What are MAP and NDCG, and when would you use each for evaluating a ranking system?
MAP (Mean Average Precision) is the mean across queries of the area under the precision-recall curve, computed only at positions where relevant items appear. NDCG (Normalized Discounted Cumulative Gain) accounts for graded relevance and position discount — a relevant item at rank 1 is worth more than one at rank 10. Use MAP when relevance is binary and every relevant result matters equally; use NDCG when items have graded relevance or when top-of-list quality is more important than tail coverage.
How to think about it
Define both metrics from first principles, contrast their assumptions, and give a concrete worked example.

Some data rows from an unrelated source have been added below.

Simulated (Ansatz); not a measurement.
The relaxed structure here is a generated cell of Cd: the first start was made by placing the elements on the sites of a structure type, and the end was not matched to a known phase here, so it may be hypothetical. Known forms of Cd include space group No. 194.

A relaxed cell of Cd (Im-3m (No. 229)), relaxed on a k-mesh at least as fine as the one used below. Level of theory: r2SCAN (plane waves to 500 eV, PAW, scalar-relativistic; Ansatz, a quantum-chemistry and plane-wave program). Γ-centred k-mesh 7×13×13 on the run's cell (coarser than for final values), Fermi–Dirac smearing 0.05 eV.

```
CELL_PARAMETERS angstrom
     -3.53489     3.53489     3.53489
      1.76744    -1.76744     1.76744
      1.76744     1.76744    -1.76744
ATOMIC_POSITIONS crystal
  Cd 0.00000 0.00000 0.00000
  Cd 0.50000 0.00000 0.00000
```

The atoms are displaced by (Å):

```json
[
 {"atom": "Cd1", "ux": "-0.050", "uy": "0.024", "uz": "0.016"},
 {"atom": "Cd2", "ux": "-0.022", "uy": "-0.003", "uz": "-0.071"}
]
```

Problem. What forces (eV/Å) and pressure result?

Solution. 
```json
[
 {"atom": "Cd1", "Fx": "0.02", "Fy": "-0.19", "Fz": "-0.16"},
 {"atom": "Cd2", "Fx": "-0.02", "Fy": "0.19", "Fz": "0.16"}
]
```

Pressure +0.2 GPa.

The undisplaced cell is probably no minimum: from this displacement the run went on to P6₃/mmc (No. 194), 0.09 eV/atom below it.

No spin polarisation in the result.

MAP: Mean Average Precision
Average Precision (AP) for a single query measures how well the ranking surfaces relevant items, averaged over recall levels.
For a query with relevant items at ranks r1, r2, …, rk out of N retrieved:
AP = (1 / R) * sum_{i=1}^{k} Precision@r_i
Where R is the total number of relevant items (including those not retrieved), and Precision@r_i is the precision at the rank where the i-th relevant item appears.
MAP = average of AP across all queries.
Example. Ranked list for a query with 3 relevant items: [R, N, R, N, N, R] (R = relevant, N = not).
- Relevant at position 1: Precision@1 = 1/1 = 1.0
- Relevant at position 3: Precision@3 = 2/3 = 0.67
- Relevant at position 6: Precision@6 = 3/6 = 0.5
AP = (1.0 + 0.67 + 0.5) / 3 = 0.72
NDCG: Normalized Discounted Cumulative Gain
NDCG handles graded relevance (e.g., scores 0, 1, 2, 3) and applies a logarithmic position discount, reflecting that users rarely scroll past the first few results.
DCG@k = sum_{i=1}^{k} (2^rel_i - 1) / log2(i + 1)
NDCG@k = DCG@k / IDCG@k
Where IDCG is the DCG of the ideal ranking (all relevant items first, sorted by grade). NDCG = 1 is a perfect ranking.
Example. Relevance grades: [3, 2, 3, 0, 1, 2] at positions 1–6.
| Position | Grade | Discount 1/log2(i+1) | Contribution |
|---|---|---|---|
| 1 | 3 | 1.000 | 7.00 |
| 2 | 2 | 0.631 | 1.89 |
| 3 | 3 | 0.500 | 3.50 |
| 4 | 0 | 0.431 | 0 |
| 5 | 1 | 0.387 | 0.39 |
| 6 | 2 | 0.356 | 1.07 |
DCG@6 = 13.85. If the ideal order is [3, 3, 2, 2, 1, 0], IDCG@6 = 14.60. NDCG@6 = 0.948.
When to use each
| Situation | Prefer |
|---|---|
| Binary relevance, every relevant item equally important | MAP |
| Graded relevance (star ratings, engagement scores) | NDCG |
| Top-k ranking quality more important than tail | NDCG@k (small k) |
| Information retrieval with recall importance | MAP |
| Recommendation system, search ranking | NDCG@10 or NDCG@5 |